Axis B PERMANENT MANAGEMENT TOOLS – This is what you train the small business client to do (3 to 5 pages). It seems linear, all the 6 tools in a line, but this is itself a Force of Change, and the Time Spiral whirls through this axis, and the other two, one-by-one, beginning with #1 Time Management:
- TM (Time Management) this is a diary of time usage. (pp. 121-125), this is where the client learns to delegate) and eliminate tasks so a space can open up for strategic actions. In the words of Peter Drucker, "There is surely nothing quite as useless as doing with great efficiency what should not be done at all." (Drucker, Harvard Business Review, 1963). For Karl Marx (1867, Vol. 1, Chap 14: 360) the worker sells their time and labor-power to the owner of business (capital) and becomes unfit to “make anything independently.” Should a machine be used to decrease the labor-time? The owner coordinates machine-time and worker’s time in one or more stages of a labor process to make products or services. In a Blacksmith workshop, one person cuts the iron, another runs the forge, another is the motive-force of a billows (if the forge has no air-machine), another hammers on an anvil (unless there is a power hammer with motive-force of electricity, water, or wind). The air-machine of the forge and power-hammer machine that substitutes for human’s (motive power) hammer blows of the hammer on anvil, saves time, so more products are made per hour, and per day. The labor process is part of the division of labor into these detail-workers (specializations of repeated time & motion of the body) with each worker using a particular tool or tending a machine. If the labor process is linear (a sequence of process phases of worker-tool-machine) when the owner can increase production (amount of products produced per unit of time) by grouping different operations together in the blacksmith workshop. Marx (1867: Vol. 1, Chap 14: p. 345) calls it turning out a “given quantum of production in a given time” and that is “a technical law of the process of production itself.” The following is repeated from the Time Management Upper Leaf (inly needs to be in report one place, your choice of where).

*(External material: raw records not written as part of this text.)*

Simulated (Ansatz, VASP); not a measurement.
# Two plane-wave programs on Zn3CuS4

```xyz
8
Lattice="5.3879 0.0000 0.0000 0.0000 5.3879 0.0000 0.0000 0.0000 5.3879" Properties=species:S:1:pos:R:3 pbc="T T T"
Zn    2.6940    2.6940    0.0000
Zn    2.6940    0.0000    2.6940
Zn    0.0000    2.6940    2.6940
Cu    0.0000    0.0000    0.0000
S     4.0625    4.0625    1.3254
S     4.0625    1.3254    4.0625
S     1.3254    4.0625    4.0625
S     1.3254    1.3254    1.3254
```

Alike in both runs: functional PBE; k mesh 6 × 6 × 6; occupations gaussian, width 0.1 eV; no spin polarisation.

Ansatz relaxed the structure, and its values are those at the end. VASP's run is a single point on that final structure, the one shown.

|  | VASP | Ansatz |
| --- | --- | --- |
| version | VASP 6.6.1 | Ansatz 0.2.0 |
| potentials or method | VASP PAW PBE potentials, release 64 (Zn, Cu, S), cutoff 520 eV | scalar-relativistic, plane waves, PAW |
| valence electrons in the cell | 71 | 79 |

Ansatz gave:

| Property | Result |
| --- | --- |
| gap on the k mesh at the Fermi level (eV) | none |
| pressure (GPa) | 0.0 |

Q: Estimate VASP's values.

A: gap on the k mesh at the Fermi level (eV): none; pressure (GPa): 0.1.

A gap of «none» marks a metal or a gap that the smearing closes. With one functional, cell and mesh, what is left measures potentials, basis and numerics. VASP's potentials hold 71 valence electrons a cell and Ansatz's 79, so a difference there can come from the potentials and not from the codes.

- Requried that you draw this in your report - indicating the proportions and writing an analysis of each dysfunction.

1st DYSFUNCTION: (Shift in Function) EXCESS TIME – not adding value to the small business (its sales or services); tasks or functions that needs to be abandoned, transferred, or eliminated. Included for elimination are unethical behaviors (steeling, cheating, lying, not doing the right thing, etc.). This is where you get time to do 3 to 5.
- 2nd DYSFUNCTION: (Regulation of Dysfunction) DEFICIENCY TIME – Time spent correcting mistakes such as rework, due to dysfunctions that could be resolved. This includes lack of good habits of action. This is also where by resolving deficiencies in quality and productivity you get more time to do 3 to 5.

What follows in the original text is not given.